Blame the apps, not the hardware is my overall message. The icons for some apps are larger in code size than the first version of Adobe Illustrator and the Google model of web apps and complicated iOS apps can bring down the newer iPad Pro. Look at their hesitance to update apps if you wonder how many components have to be reviewed for a quick update to list privacy concerns that most developers fixed in days.
I would put a few documents in Files storage and use the Apple apps to see how responsive the hardware is when the application saves state as the OS intends for the gloriously smooth multitasking experience you are right to expect on hardware faster in every respect than needed to juggle a dozen spreadsheets, documents and presentations. Try running apps in airplane mode so you get a sense of the actual hardware speed without network sync or delays (perhaps Google is sending telemetry or downloading parts of the app while you work rather than optimizing for your experience?).

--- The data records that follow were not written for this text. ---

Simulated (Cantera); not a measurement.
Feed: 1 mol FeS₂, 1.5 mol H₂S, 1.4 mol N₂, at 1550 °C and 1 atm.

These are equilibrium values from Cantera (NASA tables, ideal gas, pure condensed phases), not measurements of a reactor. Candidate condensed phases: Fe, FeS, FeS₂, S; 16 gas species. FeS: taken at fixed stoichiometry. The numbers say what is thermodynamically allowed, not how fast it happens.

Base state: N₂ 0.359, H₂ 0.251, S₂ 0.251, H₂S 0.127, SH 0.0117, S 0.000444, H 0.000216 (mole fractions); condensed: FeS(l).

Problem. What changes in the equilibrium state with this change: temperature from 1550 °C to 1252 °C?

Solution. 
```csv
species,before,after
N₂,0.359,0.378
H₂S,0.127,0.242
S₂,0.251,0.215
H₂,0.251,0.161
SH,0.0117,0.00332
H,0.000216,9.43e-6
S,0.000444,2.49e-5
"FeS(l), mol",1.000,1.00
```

In 2020, Apple is reminding developers they need to be detecting delays as short as 20ms in frame by frame animations - even one frame that’s late spoils our sense of delight.
You are right to be absolutely brutal on developers that can’t handle an app suspend / resume cycle on an OS designed for power efficiency. The RAM constraint is there since it’s not needed if the app is designed and tested properly. Throwing more RAM at an app that doesn’t take advantage of hardware as capable as the iPad 2 isn’t effective. Worse, all RAM draws power so putting too much RAM in lowers battery life, for no gain in performance.
Even if you aren’t a developer, you can read Apple’s high level overview of what is needed to design a good app. Step one is design it to look great, step two is prepare for interruptions. Google missed or ignored step 2.
Be prepared for interruptions, and be ready to resume. Your app can be interrupted at any time. When an interruption occurs, your app should save the current state quickly and precisely so people can seamlessly continue where they left off when they return.
You can look at memory allocations in Xcode if you don’t agree with this overview, but to make an incredibly responsive app requires very little RAM on iPadOS. Well written apps will perform magnificently on older hardware - even 5+ year old devices have a lot of life in the for the correct app lineup.